Budget change allows smokeless tobacco firms to expand business: Progga

Health
Budget change allows smokeless tobacco firms to expand business: Progga
A last-minute change in the budget has given the smokeless tobacco (SLT) companies “unprecedented opportunity” to expand their trade, anti-tobacco group Progga says.

The use of SLT products is prevalent among the poor people of Bangladesh, particularly women.

Progga in an analysis said the finance minister gone back on his original proposal to replace the traditional ‘ex-factory price’ system with the ‘retail price system’ in the taxation of SLT products and finally settled for another outdated ‘tariff value system’.

As a result, the National Board of Revenue (NBR) will lose ‘a large amount of revenues from this sector, it said.

“This move, on the other hand, will double the earnings of the tobacco companies.”

In the proposed budget, the price for 10 grams of zarda and gul was set at Tk 25 with a 65 percent supplementary duty.

Compared with the 2017-18 budget, this would increase the government revenues from this sector by 168 percent.

But in the final budget, the government has turned its back to the most updated method of taxation, which is taxing on the retail price, and set the tariff value of zarda and gul at Tk 12 and Tk 6 respectively and imposed a 100 percent supplementary duty.

Hence, Progga said, the increase in revenues from this sector as demonstrated in the proposed budget will get reduced by 54 percent and the earnings of tobacco companies will get increased by 118 percent for the same amount of products.

For example, the SLT producers, under the taxation of the proposed budget, would get Tk 5.24 by selling 10 grams of zarda at Tk 25 retail price.

But according to the final budget, the share of these companies has been increased to Tk 12 for the same amount.

The increase in companies’ share is more than double.

As a result, the desperate SLT producers will increase the sale by compromising their unnatural increase of income to some extent and lessening the expected increase in their SLT products for the consumers.

Progga continued this is also because the final budget has lifted the condition of mandatory minimum retail price and allowed the SLT producers to set the prices as they deem suitable.

So, the prices of zarda and gul may not increase as expected.

The depletion in the use of zarda and gul at the consumer level and the protection for public health will not be met as expected.

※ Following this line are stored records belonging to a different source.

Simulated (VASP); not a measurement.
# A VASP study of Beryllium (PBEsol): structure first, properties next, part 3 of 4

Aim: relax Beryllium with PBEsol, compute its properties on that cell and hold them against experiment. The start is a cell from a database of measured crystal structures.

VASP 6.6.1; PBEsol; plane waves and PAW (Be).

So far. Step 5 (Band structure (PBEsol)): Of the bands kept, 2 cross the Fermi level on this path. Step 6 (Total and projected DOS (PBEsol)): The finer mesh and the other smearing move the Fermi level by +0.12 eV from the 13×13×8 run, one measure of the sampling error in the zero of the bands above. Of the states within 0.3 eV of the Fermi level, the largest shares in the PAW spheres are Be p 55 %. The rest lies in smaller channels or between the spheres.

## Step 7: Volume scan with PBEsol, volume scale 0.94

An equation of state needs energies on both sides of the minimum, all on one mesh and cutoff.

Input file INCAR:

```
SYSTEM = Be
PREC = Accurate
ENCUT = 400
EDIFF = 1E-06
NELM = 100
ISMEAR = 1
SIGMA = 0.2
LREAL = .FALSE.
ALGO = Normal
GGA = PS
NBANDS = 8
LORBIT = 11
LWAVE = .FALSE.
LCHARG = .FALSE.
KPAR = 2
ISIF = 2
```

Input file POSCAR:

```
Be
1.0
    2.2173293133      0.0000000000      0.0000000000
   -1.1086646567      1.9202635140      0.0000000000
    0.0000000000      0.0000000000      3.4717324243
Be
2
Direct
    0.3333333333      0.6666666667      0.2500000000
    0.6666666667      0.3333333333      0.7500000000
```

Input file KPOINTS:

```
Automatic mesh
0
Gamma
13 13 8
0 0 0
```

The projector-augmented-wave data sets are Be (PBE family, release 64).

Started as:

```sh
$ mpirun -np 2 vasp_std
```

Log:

Thus, the 2018-19 budget has ignored the issue of public health and made the SLT producers sole beneficiaries at the end.

Another important aspect regarding this sector is that the revenue collection system of these products “is very weak”.

As there are hundreds of unregistered zarda and gul factories, it is quite difficult to collect revenues from these factories.

So it is essential for the NBR as well as the government to take functional measures to incorporate these companies under its supervision and collect taxes, the anti-tobacco group suggested.

The most effective method in this regard is to replace the tariff value system with retail price as it is in bidi and cigarette, according to the Progga analysis.